XRAY: Introduction to Xray’s Garbage Collection and its Configuration

XRAY: Introduction to Xray’s Garbage Collection and its Configuration

Products
JFrog_Xray
Content Type
Administration_Platform
AuthorFullName__c
Elumalai Ganesan
articleNumber
000006652
FirstPublishedDate
2025-10-09T09:23:12Z
lastModifiedDate
2025-10-09
VersionNumber
1
Introduction 

In the article, we will look at how Xray performs a clean up of Xray data on artifacts which are deleted or out of the retention period.

Xray employs a Garbage Collection process to handle the cleanup of artifacts. When an artifact is deleted or exceeds its retention period, the Garbage Collection process is initiated. This process involves marking the associated Xray data for deletion by transferring the artifact's entries from the "root_files" table to the "deleted_root_files" table, while also removing any related violations. This initial step is referred to as "Shallow Deletion" (Phase 1).

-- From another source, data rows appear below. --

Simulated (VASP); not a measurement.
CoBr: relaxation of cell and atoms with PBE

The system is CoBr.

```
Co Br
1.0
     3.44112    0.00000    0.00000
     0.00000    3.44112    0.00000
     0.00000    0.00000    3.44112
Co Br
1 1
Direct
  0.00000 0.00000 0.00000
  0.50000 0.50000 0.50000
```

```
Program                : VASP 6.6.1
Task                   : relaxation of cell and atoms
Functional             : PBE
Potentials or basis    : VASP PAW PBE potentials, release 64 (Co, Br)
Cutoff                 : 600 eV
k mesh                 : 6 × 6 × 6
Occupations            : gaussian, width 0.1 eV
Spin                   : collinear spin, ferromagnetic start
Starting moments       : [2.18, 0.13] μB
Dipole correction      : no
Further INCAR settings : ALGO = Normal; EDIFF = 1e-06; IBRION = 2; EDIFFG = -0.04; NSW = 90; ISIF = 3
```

The subsequent phase, known as "Deep Delete" (Phase 2), involves the complete removal of these entries from the database. The Garbage Collection process operates for a duration of three minutes every two hours by default to facilitate the deletion of Xray data. This time limitation is necessary due to the temporary suspension of the Index and Persist microservices during the Garbage Collection process. Consequently, any incoming artifacts will be paused for scanning for the duration of the three minutes.

For instance, if there are 1,000 artifacts awaiting deletion, and within the three-minute window only 100 artifact records are processed, the remaining entries will be addressed in the following scheduled run, which occurs after a two-hour interval.

Additionally, Xray features an Idle Listener for Garbage Collection. If Xray remains idle for five seconds without receiving any new / active  messages in the queue related to Indexing or Persisting, the Garbage Collection process is triggered for a period of ten seconds, unless new artifacts are received for scanning during that time.

You can find the GC configuration and last run GC status using the REST API's.

GC Configuration Sample Response:
root#~ % curl -X GET -u<username> :<Password> "https://<arturl>/xray/api/v1/configuration/gc"

{"scheduler_enabled":true,"scheduler_period_minutes":120,"max_duration_seconds":180,"max_retry_count":3,"idle_listener_enabled":true,"idle_listener_gc_duration_seconds":10,"idle_listener_sampling_rate_seconds":5}%

GC Status Sample Response:
root#~ % curl -X GET -u<username> :<Password> "https://<arturl>/xray/api/v1/gc/status"

{"is_running":false,"last_time_started":"2025-07-30T12:00:05Z","last_time_ended":"2025-07-30T12:00:05Z","last_successful_run":"2025-07-30T12:00:05Z","last_state":"succeeded"}%

Note:

You can start the GC anytime using the Force GC REST API by specifying the maximum running duration, remember whenever GC is started, the new artifacts are paused for scanning due to the delete and create event as it can cause corruption of Xray data.

You can tune the GC Configuration, for example change the time interval between two GC, max_duration_seconds according to your use case using this Set GC Configuration REST API.